Beauty is in the eye of the beholder. And I've got to say it is a beautiful piece of work. Not too many would disagree with that, but it certainly has remained controversial for so many other reasons.
It has been a couple of weeks now since Te Ahi Tupua (or the Hemo Roundabout sculpture) was finally put into place, and hopefully many of us have taken the opportunity to take a drive and maybe a walk or cycle to its base to take a look at this piece of work that has divided so many.
Yes, it has been controversial. The cost blowouts and delays would not have pleased anybody, regardless of what may be said publicly. The location has been described as distracting from the road, but what's the point of hiding it? Many of the world's most recognised monuments, buildings and attractions are visible from the road.
But from the start and throughout the project it has been about creating something meaningful. And that has been achieved, and I think Te Ahi Tupua could become a Kiwi icon.
The design and build technology ended up being very cutting edge, and these alone have the ability to make this a must see attraction for many. But add in the location of our city, the meaning and story behind the sculpture, it has the ability to become iconic.
It was sad this week to read about the decision to cancel the New Year's Eve GLO Festival events in Rotorua for this summer. The uncertainty around alert levels, gathering limits and funding factors are making it tough for organisers to push forward with their planning.
This unfortunately creates another trickle down with contractors not getting event jobs, and for all of us, we miss out on the fun and exciting things that we all really need right now to make us feel better about the world right now.
Sadly though I have a feeling that this won't be the last big event to pull the pin amidst the uncertainty.
I first picked up a golf club properly in my late teens, and played a lot during my 20s when I was working afternoon radio shifts. It meant I had all morning to chase that little white ball around the course, but like so many others I did find it totally relaxing, despite the frustrations around way too many slices and hooks.
My time on the golf course has now dropped to just a handful of rounds a year, and while those horrible shots continue, one thing that hasn't changed is that I have never managed to score a hole-in-one.
Over the past week on The Hits, we've heard some amazing stories of Kiwis scoring the magic shot, and our breakfast duo of Jono & Ben are going to attempt to land one as well, next weekend at that famous Hole In One attraction on the Taupō lakefront.

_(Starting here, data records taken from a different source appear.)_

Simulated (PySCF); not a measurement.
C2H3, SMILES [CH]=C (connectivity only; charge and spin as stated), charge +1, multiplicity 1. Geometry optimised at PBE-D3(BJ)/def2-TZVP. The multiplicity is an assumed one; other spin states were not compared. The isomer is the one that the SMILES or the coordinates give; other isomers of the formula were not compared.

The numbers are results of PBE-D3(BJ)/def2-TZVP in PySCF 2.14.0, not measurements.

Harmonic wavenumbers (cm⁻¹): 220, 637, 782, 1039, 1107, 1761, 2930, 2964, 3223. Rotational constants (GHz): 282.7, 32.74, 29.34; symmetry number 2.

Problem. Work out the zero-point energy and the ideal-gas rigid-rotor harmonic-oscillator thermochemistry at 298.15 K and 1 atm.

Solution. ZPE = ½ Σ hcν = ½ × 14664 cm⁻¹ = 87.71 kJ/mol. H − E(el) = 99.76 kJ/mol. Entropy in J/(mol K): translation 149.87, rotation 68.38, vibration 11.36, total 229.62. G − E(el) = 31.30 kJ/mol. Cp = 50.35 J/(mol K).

They wanted to reward our listeners with a big cash prize, but unfortunately the show budget doesn't cut it. So they went looking ways to fundraise the prize money and landed on the Lake Taupō Hole In One Challenge, where $10K is up for grabs.
They have 1000 attempts at a Hole In One to secure the $10,000 prize money, and if they are successful the money could be yours. Each of the 1000 balls will be given away to a listener - if they strike a Hole In One on your ball, you win! The bonus is that if Jono & Ben aren't successful in striking a Hole In One, all ball holders enter into a random prize draw to find a $10,000 winner.